This week a twitter feed for retiring United Methodist bishop
William Willimon exclaimed: “[Thomas] Jefferson created a polity
with religion completely free as long as it was personal and
private… [creating] essentially [an] atheist national polity.”
Earlier this year, Willimon, who’s returning to Duke University,
faulted Jefferson for the “privatization” of God through the
“modern democratic, liberal nation state in order to neutralize
Christianity, to bury God in the confines of the self, to
trivialize the Trinity, and to keep this governmentally troubling
faith from going public.”
As Willimon asserted, the Jeffersonian experiment has created
the “omnipotent state and its capitalist economy.” Of course,
Jeffersonians believed in minimal government. And an omnipotent
state is a contradiction to a free market economy. Although
Methodist, Willimon belongs to the neo-Anabaptist perspective, most
popularized by his popular Duke colleague Stanley Hauerwas, that
demonizes American democracy while not offering any alternatives,
except “the church.” Mainstream Christianity professes that God has
ordained other institutions besides the church, such as the state,
rightly ordered.
Sensibly, Willimon did note that the “government has found that
Christians (well, any believer who thinks that his or her God might
be more important than the state) are easier to manage if they will
confine their faith to something within.” But this modern drive to
privatize religion was launched by secularists and strict
separationists, not Jeffersonians, who believed in a thriving civil
society that included robust religious institutions. Religious
enthusiasts and evangelicals of the early 19th century supported
Jefferson and his party instead of the Federalists and the
established churches of the eastern seaboard.
Debating Jefferson and his impact on religion is a favorite
American pastime. Secularists and strict separationists ardently
quote Jefferson’s opposition to state churches. Religionists with
equal fervor quote Jefferson’s robust defense of religious liberty.
Popular conservative religious activist David Barton has just
released a new book called
The Jefferson Lies: Exposing the Myths You’ve Always Believed
About Thomas Jefferson. It’s a full throttle defense of
Jefferson’s character and specifically of his personal faith.

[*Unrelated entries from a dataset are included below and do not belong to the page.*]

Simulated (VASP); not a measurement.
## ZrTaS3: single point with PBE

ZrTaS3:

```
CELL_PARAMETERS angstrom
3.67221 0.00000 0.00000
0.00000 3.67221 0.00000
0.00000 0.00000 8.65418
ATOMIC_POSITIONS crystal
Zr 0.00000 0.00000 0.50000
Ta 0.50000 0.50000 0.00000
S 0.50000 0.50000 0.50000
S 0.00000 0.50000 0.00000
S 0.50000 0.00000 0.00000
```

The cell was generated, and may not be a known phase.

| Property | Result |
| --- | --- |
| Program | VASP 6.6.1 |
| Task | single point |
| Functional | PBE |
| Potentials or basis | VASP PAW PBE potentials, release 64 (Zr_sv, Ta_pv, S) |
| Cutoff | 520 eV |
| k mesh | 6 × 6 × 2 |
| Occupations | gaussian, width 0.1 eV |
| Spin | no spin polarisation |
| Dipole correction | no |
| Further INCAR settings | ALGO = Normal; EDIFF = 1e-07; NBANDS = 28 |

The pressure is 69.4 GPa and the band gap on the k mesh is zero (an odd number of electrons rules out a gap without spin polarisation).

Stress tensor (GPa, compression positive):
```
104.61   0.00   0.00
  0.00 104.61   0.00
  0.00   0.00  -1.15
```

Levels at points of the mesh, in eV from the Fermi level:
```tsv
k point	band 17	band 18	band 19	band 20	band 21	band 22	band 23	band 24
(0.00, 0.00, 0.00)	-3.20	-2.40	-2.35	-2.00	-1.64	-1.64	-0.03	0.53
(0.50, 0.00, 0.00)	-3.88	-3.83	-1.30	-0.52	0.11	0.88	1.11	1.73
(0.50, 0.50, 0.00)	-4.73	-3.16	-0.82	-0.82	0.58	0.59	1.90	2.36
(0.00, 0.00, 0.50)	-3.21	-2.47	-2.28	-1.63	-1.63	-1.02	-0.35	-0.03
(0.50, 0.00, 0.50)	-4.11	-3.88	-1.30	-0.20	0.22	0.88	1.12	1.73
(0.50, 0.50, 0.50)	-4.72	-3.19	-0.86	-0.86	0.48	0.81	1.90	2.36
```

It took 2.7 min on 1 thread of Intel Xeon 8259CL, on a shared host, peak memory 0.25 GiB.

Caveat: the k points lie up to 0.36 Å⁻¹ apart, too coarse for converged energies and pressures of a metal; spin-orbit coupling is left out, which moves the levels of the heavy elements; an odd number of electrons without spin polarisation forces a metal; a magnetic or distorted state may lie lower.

Barton’s group, Wallbuilders, specializes in spotlighting
America’s Christian history to rebut secularist attempts to
marginalize public faith. Spotlighted in a New York Times
feature last year, and appearing on the Jon Stewart Show
this year, Barton infuriates secularists and liberals with his
chapter and verse citations of early American religious history.
Some conservatives have also challenged his alleged exaggerations
of early American religiosity and virtue. Two Grove City College
professors have published
Getting Jefferson Right: Fact Checking Claims About Our Third
President to correct many of Barton’s assertions about
Jefferson’s rectitude.
In his latest book, Barton asserts that Jefferson strayed in and
out of Christian orthodoxy, was influenced by the first and second
Great Awakenings, and later was influenced by the prevalence of
Christian Primitivists and Restorationists in the Charlottesville,
Virginia area. These movements emphasized “primitive” Christianity
based ostensibly only on the Bible while they rejected what they
thought was church tradition, like belief in the Trinity or
Christ’s specific deity. They emphasized the Gospels but not the
Epistles or the Old Testament. They also were interdenominational
and anti-Calvinist. Beyond saying that preachers of these doctrines
were common in Jefferson’s neighborhood, and showing how some of
their themes were similar to Jefferson’s, Barton does not
specifically demonstrate their direct influence on Jefferson.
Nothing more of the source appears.